Boosting to Uniformity

In physical applications frequently we need to achieve uniformity of predictions along some features. For instance, when testing the existence of new particle, we need classifier to be uniform in background along the mass (otherwise one can get false discovery due to peaking background).

This notebook contains some comparison of classifiers. The target is to obtain flat effiency in signal (without significally loosing quality of classification) in Dalitz features.

The classifiers compared are

  • plain GradientBoosting
  • uBoost
  • gradient boosting with knn-Ada loss (UGB+knnAda)
  • gradient boosting with FlatnessLoss (UGB+FlatnessLoss)

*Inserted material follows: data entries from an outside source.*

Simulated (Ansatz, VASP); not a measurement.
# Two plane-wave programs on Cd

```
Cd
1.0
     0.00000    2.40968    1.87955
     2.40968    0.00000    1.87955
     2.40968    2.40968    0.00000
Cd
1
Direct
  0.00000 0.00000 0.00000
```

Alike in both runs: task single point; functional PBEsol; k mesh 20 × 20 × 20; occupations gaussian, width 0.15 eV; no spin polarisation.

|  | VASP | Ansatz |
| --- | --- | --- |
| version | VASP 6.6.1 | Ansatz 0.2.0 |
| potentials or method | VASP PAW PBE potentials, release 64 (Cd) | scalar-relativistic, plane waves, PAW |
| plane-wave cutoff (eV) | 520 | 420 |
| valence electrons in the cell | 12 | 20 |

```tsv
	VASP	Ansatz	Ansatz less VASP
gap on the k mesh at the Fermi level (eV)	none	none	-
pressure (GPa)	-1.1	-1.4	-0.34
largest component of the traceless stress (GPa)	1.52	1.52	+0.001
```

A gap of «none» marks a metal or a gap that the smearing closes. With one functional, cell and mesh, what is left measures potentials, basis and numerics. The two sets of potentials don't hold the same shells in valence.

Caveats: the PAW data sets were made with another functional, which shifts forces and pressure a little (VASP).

We use dataset from paper about uBoost for demonstration purposes. We have plenty of data here, so results are quite stable


In [1]:
# downloading data
!wget -O ../data/dalitzdata.root -nc https://github.com/arogozhnikov/hep_ml/blob/data/data_to_download/dalitzdata.root?raw=true


Файл «../data/dalitzdata.root» уже существует; не загружается.

In [2]:
%pylab inline


Populating the interactive namespace from numpy and matplotlib

In [3]:
import pandas, numpy
from sklearn.cross_validation import train_test_split
from sklearn.tree import DecisionTreeClassifier
from sklearn.ensemble import GradientBoostingClassifier
# this wrapper makes it possible to train on subset of features
from rep.estimators import SklearnClassifier

from hep_ml.commonutils import train_test_split
from hep_ml import uboost, gradientboosting as ugb, losses

Loading data


In [4]:
import root_numpy
used_columns = ["Y1", "Y2", "Y3", "M2AB", "M2AC"]
data = pandas.DataFrame(root_numpy.root2array('../data/dalitzdata.root', treename='tree'))
labels = data['labels']
data = data.drop('labels', axis=1)

Distribution of events in different files in the Dalitz features

As we can see, the background is distributed mostly in the corners of Dalitz plot,
and for traditional classifiers this results in poor effieciency of signal in the corners.


In [5]:
def plot_distribution(data_frame, var_name1='M2AB', var_name2='M2AC', bins=40):
    """The function to plot 2D distribution histograms"""
    pylab.hist2d(data_frame[var_name1], data_frame[var_name2], bins = 40, cmap=cm.Blues)
    pylab.xlabel(var_name1)
    pylab.ylabel(var_name2)
    pylab.colorbar()

pylab.figure(figsize=(12, 6))
subplot(1, 2, 1), pylab.title("signal"),       plot_distribution(data[labels==1])
subplot(1, 2, 2), pylab.title("background"),   plot_distribution(data[labels==0])
pass


Preparation of train/test datasets


In [6]:
trainX, testX, trainY, testY = train_test_split(data, labels, random_state=42)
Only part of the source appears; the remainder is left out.